The big, big spoiler: It’s John (Robert Carlyle, uncredited), and he’s just living a completely normal life at age 78, never having been slain in 1980 and ready to just give Jack a pep talk about happiness. It’s certain to be a tearjerker for audience members of the right age, but it feels odd in a movie that otherwise seems content to just revel in the Beatles’ music without interrogating the men or the age they lived in at all.

Jack’s last act doubles as a truly presumptuous romantic gesture and a confession: After rocking Wembley with the band’s greatest hits, he professes his love to Ellie and then admits that he’s a fraud, but vows to release all the music of the Beatles to the public for free. It’s best not to think too hard about what the fallout to this would be: Surely every septuagenarian George Harrison in England would get mobbed to within an inch of his life after getting namechecked by Jack, or Jack himself be thrown into an asylum for ranting about how he’s actually from some other timeline.

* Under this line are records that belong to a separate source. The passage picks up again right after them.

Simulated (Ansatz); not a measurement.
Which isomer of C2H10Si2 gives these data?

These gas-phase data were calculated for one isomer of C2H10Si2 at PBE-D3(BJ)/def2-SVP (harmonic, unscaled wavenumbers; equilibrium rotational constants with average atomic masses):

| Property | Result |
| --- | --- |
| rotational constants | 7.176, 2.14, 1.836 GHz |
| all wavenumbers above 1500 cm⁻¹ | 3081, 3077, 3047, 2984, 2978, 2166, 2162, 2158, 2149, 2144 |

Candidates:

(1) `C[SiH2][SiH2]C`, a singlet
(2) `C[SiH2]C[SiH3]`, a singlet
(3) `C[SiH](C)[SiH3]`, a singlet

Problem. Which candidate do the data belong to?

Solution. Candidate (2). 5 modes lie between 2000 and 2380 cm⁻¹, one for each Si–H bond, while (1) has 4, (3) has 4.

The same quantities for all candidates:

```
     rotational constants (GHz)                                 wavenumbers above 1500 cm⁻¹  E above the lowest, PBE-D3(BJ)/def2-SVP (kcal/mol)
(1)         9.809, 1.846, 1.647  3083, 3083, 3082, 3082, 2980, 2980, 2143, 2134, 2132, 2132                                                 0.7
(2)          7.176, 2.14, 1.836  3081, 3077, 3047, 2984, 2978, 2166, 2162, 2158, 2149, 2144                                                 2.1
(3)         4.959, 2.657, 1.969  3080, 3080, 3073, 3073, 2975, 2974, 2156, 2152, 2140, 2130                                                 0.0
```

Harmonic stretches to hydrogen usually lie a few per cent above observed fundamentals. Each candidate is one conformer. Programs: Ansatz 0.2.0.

Forget that dull stuff, and Jack’s act of defiance against his corporate handlers is Yesterday’s one strong philosophical stance amid the romantic comedy trappings and the running gags about what other things don’t exist in this timeline. If something is so meaningful and so cherished by so many people, should one person or group have total claim over it? In a movie about some of the most tightly controlled musical intellectual property in history, it’s a pretty gutsy statement for Boyle to say, “No.”